Andrew Jackson—seventh president of the United States—served from 1829–37. The Age of Jackson (1824–40) describes his two terms and the years surrounding them. Jackson's presidency was the dividing line between the government started by the Founding Fathers and the government of the future. Reforms he initiated expanded rights of some citizens—specifically white men. His policies did not, however, improve the status of women or African Americans. Conditions for Native Americans declined disastrously under Jackson, as he systematically expelled them from their native lands.
Jackson's administration coincided with a religious social movement called the Second Great Awakening, which had a significant influence on the population's values and beliefs.
At A Glance
- The Second Great Awakening was an evangelical religious movement that began in the late 18th century.
- Evangelicalism's shift from established denominations and its emphasis on individual moral responsibility led to the formation of benevolent societies and civil rights organizations.
- The single-party political system of the early 19th century fractured into a two-party system following the election of 1824.
- Andrew Jackson beat incumbent John Quincy Adams in the fractious presidential election of 1828.
- Andrew Jackson's presidency saw an expansion of rights for some citizens, white men in particular.
- South Carolina's attempt to declare a federal law void was overruled by President Jackson during the Nullification Crisis of 1832–33.
- Because he believed a private central bank gave too much control to the economic elite, Andrew Jackson severed governmental ties with the Second Bank of the United States at the beginning of his second term.

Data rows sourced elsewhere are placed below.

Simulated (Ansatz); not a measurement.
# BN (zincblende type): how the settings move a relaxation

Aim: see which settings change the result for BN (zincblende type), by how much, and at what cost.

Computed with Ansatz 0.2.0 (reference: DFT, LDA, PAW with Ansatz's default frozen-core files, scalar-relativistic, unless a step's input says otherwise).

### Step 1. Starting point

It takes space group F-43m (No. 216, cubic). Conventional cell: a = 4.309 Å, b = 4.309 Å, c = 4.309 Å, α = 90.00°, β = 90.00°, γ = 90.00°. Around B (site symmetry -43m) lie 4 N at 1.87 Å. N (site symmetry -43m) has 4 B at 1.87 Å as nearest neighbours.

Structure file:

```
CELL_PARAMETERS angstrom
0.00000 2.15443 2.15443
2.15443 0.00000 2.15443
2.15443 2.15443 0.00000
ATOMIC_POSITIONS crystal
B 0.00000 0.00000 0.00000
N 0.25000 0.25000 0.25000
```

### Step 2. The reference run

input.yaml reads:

- The Indian Removal Act of 1830 promised land and protection in the West to Native American tribes living east of the Mississippi River.
- In Worcester v. Georgia, the U.S. Supreme Court ruled American Indian nations were sovereign and in control of what happened on their land.
- In 1838 approximately 17,000 Cherokee were forced from their homes in the Southeast. During an arduous trek to Indian Territory west of the Mississippi River, several thousand Cherokee died.